The last time the Calgary Flames had a mid-first round pick at the NHL Draft, they really, really needed to bolster their blueline. And then they did just that, sacrificing their pick – plus two others – to pick up Dougie Hamilton in a move absolutely nobody saw coming.
This year, the Flames have a mid-first round pick and really, really need to bolster their blueline. Travis Hamonic’s name will not stop popping up, and the Flames have repeatedly said to be interested in him. However, the initial asking price is high – two first round picks high, which is too damn high. That should come down if the Islanders are serious about moving him – Hamilton didn’t even cost that much – but the question is, should the Flames be trying to acquire him in the first place?
Calgary’s need for another top four defencemen isn’t exactly a secret. While Hamilton and Mark Giordano worked great together, T.J. Brodie was forced to pick up the scraps with Dennis Wideman, Michael Stone, or Deryk Engelland, depending on the day. He had one of his worst seasons in recent memory, and it’s reasonable to believe his lack of a quality partner was part of that. Picking up another top four defencemen should be of great benefit to not only him, but the Flames as a whole.
Who is Hamonic?
Hamonic is a 6’2, 205 lb. right-shooting defender who will be 27 by the time the 2017-18 season starts. He scored 14 points in 49 games this past season, and according to Puckalytics, had a 5v5 CF of 44.04% – not just the worst among all regular Islanders defencemen, but the third worst among all NHL defencemen who played at least 500 minutes this past season. Only Rasmus Ristolainen and Michael Stone’s (!) numbers were worse.
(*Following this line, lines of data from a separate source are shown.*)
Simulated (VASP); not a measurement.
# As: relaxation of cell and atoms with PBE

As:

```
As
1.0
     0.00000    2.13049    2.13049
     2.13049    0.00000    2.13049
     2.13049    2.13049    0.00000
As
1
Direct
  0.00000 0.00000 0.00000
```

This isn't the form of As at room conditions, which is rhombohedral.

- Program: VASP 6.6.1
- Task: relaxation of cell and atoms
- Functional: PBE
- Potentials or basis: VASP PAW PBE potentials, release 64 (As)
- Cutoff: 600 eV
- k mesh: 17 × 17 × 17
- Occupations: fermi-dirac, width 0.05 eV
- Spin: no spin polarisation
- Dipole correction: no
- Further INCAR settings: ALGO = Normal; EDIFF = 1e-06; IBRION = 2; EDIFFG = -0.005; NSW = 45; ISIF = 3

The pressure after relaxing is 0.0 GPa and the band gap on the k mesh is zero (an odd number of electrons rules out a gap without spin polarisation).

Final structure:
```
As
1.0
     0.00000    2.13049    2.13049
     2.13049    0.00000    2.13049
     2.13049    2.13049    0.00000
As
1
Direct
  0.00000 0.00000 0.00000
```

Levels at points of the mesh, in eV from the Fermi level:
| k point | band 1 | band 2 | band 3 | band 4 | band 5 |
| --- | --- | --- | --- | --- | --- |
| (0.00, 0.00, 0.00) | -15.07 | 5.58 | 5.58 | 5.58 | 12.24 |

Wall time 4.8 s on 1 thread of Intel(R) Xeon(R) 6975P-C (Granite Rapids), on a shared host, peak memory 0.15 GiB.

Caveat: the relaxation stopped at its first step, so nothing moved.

For reference, the next worst Islanders defender – Adam Pelech – is ranked 30 slots higher than Hamonic is.
And that’s maybe the part that gives you pause about trading him – especially when the cost could involve the 16th overall pick, the Islanders have no first of their own to recoup that loss for the Flames, and Calgary has no more picks until the fourth round. A then-22-year-old Hamilton may have been worth that. A Hamonic who’s about five years older and putting up approximately zero numbers that look good is probably not.
Granted, it was just that: one season. In 2015-16, Hamonic’s 5v5 CF placed 77th out of 198 total defenders. In 2014-15, it was 93rd out of 204. Aggregate the three seasons together, and among NHL defencemen who played at least 1,500 5v5 minutes from 2014-17, Hamonic places 122nd out of 191.
Last season does appear to be an outlier, but you can’t risk a cost that high on a season that bad, even if he returns to form – keeping in mind that his overall form was not exactly spectacular to begin with. Decent, yes. But if Brad Treliving opted for Mike Smith over Antti Raanta, he absolutely cannot take what he would have spent on Raanta and use it on a player who was literally one of the worst in the entire NHL this past season. Hamonic’s price would have to come way, way, way down – and even then, it’s still a pretty big risk.
Is there someone else?
Not trading for Hamonic still doesn’t get the Flames that much-needed top four defenceman. But another player’s name has come up: Jason Demers, who Florida left exposed for the expansion draft, and is reportedly still willing to move.
Demers is a 29-year-old right-shooting defenceman who’s 6’1, 200 lbs., and scored 28 points in 81 games this past season. He had a 5v5 CF of 49.00%, 116th among 197 defenders with at least 500 minutes played in 2016-17. Over the past three seasons, he ranks 29th out of 191 defenders – almost 100 slots higher than Hamonic.
Via OwnThePuck, here’s a side by side comparison of the two (and for the record, keep it in mind that over their past three seasons, their offensive zone starts are virtually identical):
Demers may be a little older, but by literally every other measure – traditional counting stats, underlying numbers, absolutely everything – he is the better bet. And if he’s as available as Florida says he is, he probably is not going to cost two first round picks. His contract may be a year longer and like, about $650k more expensive in cap hit, but if the difference between these two is so great, it is absolutely worth it for the rise in on-ice quality alone.
And that’s not even to say the Flames should trade for Demers. There may be other, better options available.
But no, the Flames should not be trying to get Hamonic.